Box office returns are back for Thor: The Dark World’s first weekend in theaters, and not surprisingly, they’re really, really good. More than $86,000,000 good to be exact. No doubt counting that money feels pretty damn good for executives at Marvel Studios, but the ramifications actually run far deeper than just this one-time lump sum payment for parent company Disney.

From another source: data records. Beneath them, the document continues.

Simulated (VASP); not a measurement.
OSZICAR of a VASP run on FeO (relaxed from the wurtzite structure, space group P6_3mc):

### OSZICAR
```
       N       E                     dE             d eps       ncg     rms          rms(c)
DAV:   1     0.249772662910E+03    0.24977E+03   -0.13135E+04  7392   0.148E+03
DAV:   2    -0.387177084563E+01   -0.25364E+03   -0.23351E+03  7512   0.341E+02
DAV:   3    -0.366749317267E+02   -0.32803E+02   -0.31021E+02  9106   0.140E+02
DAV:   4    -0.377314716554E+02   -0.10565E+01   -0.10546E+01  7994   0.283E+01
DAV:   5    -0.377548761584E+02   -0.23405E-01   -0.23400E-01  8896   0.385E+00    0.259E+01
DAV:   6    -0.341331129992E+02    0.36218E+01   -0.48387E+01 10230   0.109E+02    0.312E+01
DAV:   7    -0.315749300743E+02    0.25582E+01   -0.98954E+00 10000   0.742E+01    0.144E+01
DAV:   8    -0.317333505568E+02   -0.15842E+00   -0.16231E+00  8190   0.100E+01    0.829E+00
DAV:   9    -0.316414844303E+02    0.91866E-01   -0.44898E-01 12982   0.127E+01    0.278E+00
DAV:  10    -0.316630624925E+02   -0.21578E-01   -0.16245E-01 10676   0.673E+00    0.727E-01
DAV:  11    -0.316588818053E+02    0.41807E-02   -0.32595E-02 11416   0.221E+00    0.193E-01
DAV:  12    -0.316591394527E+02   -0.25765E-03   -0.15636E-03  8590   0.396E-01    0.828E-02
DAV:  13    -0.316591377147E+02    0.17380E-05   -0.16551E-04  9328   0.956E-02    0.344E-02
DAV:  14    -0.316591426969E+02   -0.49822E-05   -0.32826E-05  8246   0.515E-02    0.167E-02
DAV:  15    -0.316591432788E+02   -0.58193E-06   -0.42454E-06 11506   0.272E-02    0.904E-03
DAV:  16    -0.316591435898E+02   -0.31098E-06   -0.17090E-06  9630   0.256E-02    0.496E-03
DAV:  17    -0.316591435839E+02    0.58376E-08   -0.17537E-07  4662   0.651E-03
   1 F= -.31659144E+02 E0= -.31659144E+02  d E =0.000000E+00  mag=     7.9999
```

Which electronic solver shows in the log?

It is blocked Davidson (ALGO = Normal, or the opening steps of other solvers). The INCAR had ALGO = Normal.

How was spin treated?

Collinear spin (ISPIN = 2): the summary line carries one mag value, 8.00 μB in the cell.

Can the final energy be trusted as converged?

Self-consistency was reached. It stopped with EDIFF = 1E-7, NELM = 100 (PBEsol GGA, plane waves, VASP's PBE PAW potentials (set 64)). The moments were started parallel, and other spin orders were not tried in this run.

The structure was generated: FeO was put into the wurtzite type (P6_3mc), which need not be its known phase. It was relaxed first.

Just as the runaway success of subsidiary Pixar inspired Disney to make some fundamental alterations in the way it worked on animated movies and to rapidly promote executive John Lasseter, the money-making machine that is Marvel Studios will likely alter the way the studio develops live action characters and properties and could lead to a similar rise for key executive Kevin Feige. Even if you’re not a Marvel fan, this will likely impact you down the road as Mickey Mouse’s long arm stretches through ABC, ESPN, Disney World, Star Wars, Pixar, Disney animation and a whole lot more. Luckily, that should be a great thing, and I’m here to explain why.

Theme Parks
When Disney purchased Marvel, the studio basically purchased a giant tangle of complicated licensing agreements the powers that be had made with other companies over the years. As a result, certain characters, like say the X-Men, belong to other studios and various other distribution agreements, like the one with Paramount, had to be bought out for large sums of money in order to give Disney full control. When it comes to theme parks, the dots are even more complicated. Basically, Mickey and friends are allowed to use Iron Man and company in theme parks anywhere in the world that doesn’t fall in the Eastern half of the United States or in Japan. It would take too long to get into the whys, but in short, Disneyland, Disneyland Paris and Disneyland Hong Kong could start to get brand new rides based on all the classic Marvel characters, but to this point, only Disneyland Hong Kong has announced it will.

If that ride puts asses into the seats and the Marvel Studios films continue to grow in popularity, it’s a sure thing that Disneyland, as in the Anaheim one, will eventually figure out a way to incorporate at least a couple large scale attractions that aren’t merely displays. Because of space limitations, that could involve knocking down some attractions in California Adventure and building over them. It could involve moving parking further offsight and creating an entirely new full-size park or it could involve building on an entirely separate site. If enough people clamor for something, Disney will build it, and I think I speak for everyone when I say I’d love to ride an attraction based on the epic Avengers climax.